Michigan has forty-nine ski areas, which is the second most in the United States. There are 308 active ski lifts inspected annually to State and National standards, both before and during operation. Popular destinations include Boyne Mountain, Boyne Highlands, Nubs Nob, Crystal Mountain, Tree Tops Resort, Black Jack Ski Resort, Mt. Brighton, Mt. Holly, and many others.
Michigan Law requires that mechanical failures in accidents involving ski lifts be reported. State Laws vary greatly regarding the level of care owed by ski-area operators to members of the public. Most States, including Michigan, have specific statutes designed to protect ski-area operators. Michigan statute is one of the nation’s oldest. The Michigan Ski Area Saft Act, also known as MCL 408.326 (a),establishes “the duties of ski-area operators” as it relates to ski injuries in Michigan.

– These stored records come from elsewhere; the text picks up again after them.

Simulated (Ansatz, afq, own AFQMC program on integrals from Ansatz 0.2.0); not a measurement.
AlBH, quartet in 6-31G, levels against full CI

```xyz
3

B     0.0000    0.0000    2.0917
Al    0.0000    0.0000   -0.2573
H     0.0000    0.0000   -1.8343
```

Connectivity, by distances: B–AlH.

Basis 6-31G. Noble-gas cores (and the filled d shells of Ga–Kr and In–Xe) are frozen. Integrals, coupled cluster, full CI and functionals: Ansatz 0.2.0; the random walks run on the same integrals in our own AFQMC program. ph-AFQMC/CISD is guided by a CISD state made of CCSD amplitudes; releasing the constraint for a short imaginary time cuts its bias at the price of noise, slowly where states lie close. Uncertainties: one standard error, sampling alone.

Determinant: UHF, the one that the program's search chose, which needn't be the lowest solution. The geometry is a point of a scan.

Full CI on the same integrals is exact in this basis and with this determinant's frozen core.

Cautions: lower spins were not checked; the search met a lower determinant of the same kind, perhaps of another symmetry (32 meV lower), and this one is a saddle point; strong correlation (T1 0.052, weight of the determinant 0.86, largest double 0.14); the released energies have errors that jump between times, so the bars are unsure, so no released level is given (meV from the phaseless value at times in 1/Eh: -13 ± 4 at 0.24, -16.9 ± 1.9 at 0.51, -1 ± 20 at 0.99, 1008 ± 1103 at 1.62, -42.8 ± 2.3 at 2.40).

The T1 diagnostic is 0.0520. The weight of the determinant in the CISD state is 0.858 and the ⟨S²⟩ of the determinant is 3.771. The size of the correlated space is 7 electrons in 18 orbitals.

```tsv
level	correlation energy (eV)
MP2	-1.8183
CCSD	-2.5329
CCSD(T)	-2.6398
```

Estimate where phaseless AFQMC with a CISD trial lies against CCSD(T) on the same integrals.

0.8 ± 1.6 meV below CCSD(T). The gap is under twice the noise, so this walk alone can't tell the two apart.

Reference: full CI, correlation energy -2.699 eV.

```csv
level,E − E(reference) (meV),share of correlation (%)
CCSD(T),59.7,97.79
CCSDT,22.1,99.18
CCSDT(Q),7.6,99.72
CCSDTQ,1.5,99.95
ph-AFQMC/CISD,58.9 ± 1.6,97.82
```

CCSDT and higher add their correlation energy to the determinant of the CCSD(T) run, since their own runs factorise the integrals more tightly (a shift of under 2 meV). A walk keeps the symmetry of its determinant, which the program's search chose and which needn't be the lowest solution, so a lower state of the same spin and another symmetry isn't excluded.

A ski-area operator shall do the following, including, but not limited to, equipping snow-grooming vehicles and other authorized vehicles with flashing or rotating yellow lights; mark with a visible sign or warning device the location of any hydrant or similar fixture; mark the top or entrance to each ski run indicating the relative degree of difficulty; mark each ski run, which is closed, with an appropriate symbol indicating that the run, slope or trail is closed; maintain one or more trail boards at prominent locations in each ski area displaying the areas network of ski runs and relative degree of difficulty of each run; place signs on runs open to the public indicating that snow-grooming or snow making operations are being performed on that ski run, which are conspicuous at or near the top of or entrance to the run; post the duties of skiers and passengers prescribed by Michigan Law; and maintain the legibility of all required signs, symbols and posted notices.
MCL 408.341 regulates the “conduct of skier; prohibited acts.” The Statute says that a skier shall conduct himself or herself within the limits of his or her individual ability and may be liable for negligent acts on the ski slopes or chairlifts. The law does recognize that there are inherent risks in snow skiing and snow boarding and therefore an injured skier assumes the risks of injury on the slopes and can only file a lawsuit if another skier acted negligently and caused serious injuries.
The Michigan Ski Area Safety Act bars many claims for Michigan ski injuries and snowboarding accidents. It is important to contact a Michigan ski injury lawyer as soon as possible to investigate your case to determine whether you have a valid claim for your injuries.
Contact a Michigan ski injury lawyer and Michigan snowboarding accident lawyer now.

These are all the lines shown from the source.